Chris Matthews Blames Tea Party for Congress's Lousy Poll Numbers

October 27th, 2011 7:16 PM

MSNBC's Chris Matthews on Thursday blamed the Tea Party for Congress's record-low job approval.

Much as Bill Press did on MSNBC Wednesday evening, the Hardball host totally ignored the fact that Democrats control the Senate (video follows with transcript and commentary):

CHRIS MATTHEWS: Let me finish tonight with this: here’s how government’s supposed to work in this country. You have an election. One party wins, the other party loses. Both get the message and do what they’re supposed to do. Republicans won the 2010 Congressional elections. They were supposed to come to Washington and make a deal with the Democrats, one favorable to their side and the people who voted for them, but a deal nonetheless.

No they weren't.

They were elected to represent their constituents. If that happens as a result of an agreement with the Democrats, that's fine. But any deal offered by Democrats that doesn't fit with constituents' wishes is not a good deal.
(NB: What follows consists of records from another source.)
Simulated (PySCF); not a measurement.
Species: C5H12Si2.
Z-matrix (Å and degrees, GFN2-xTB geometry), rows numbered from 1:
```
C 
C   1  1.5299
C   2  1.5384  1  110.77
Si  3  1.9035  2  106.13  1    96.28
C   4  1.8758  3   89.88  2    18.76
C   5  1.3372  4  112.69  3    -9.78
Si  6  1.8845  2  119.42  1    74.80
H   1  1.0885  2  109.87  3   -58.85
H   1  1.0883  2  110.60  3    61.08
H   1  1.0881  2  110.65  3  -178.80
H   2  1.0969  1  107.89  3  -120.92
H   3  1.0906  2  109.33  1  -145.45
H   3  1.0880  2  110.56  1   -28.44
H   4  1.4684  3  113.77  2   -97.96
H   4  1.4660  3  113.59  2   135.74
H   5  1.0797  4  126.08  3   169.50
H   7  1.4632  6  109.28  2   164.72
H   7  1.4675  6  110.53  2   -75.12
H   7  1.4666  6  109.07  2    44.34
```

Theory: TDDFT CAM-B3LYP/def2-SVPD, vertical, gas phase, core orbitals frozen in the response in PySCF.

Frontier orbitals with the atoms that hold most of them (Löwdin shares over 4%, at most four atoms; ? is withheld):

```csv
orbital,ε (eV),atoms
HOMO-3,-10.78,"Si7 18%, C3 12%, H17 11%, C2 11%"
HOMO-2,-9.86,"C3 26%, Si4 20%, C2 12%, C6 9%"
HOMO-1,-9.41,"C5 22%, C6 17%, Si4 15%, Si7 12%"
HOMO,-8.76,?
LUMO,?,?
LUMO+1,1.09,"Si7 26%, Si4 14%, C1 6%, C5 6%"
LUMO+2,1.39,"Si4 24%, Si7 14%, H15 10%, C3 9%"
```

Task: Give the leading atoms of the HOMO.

Taking this further, according to CNN, only sixty Republicans in the House caucus with the Tea Party. With 435 Representatives in that body, pinning all responsibility for actions and inactions on roughly one sixth of its members is pathetic as is ignoring that there's another legislative body known as the Senate which is controlled by Democrats.

But akin to what Press did on Wednesday evening's PoliticsNation, Matthews ignored the existence of a second chamber as well as who's the majority party in it. Maybe he got the idea from the White House. But I digress:

MATTHEWS: Democrats lost the 2010 Congressional elections. They were supposed to come back to Washington, acknowledge the results of the elections, and agree to a deal with the Republicans who won it. That means carving a deal that favors the Republican position while not giving it all away. That’s how deals should be made between the two parties. They should favor the party that just won the election. This is how Ronald Reagan and Tip O’Neill cut the deal that saved Social Security back in 1983.

The Tea Party lead House of Representatives has refused to deal. It refused to any possible bipartisan deal by insisting that the debt ceiling not be raised unless the Democrats buckled to a big spending cut without a nickel in higher taxes.

That's total nonsense. In the House, 95 Democrats and 174 Republicans voted for the bill to increase the debt ceiling. In the Senate it was 45 Democrats and 28 Republicans in favor.

As such, Matthews completely misrepresented this outcome. But I once again digress:

There is room in America politics for Right as well as Left, for that is the way we get a consensus that reflects the will of the American people. The Tea Party Republicans rejected a consensus. They deserve the whack they’re now getting in the polls. Nine percent of the country approves of the job Congress is doing. Got it, Mr. and Mrs. Tea Party? You are less popular - not just less than Jimmy Carter, not just less than Barack Obama – but any president in history.


So only nine percent of Americans currently approve of Congress. What Matthews chose to ignore is that exactly one year ago, when both chambers were controlled by an overwhelming majority of Democrats and before all the Tea Partiers were either voted or sworn in, Congress's approval was ten percent just one point higher than it is today.

Understandably, Matthews neglected to inform his viewers of this for that would have totally undermined his point.

That he's allowed to get away with such blatant misrepresentation should sicken people on both sides of the aisle.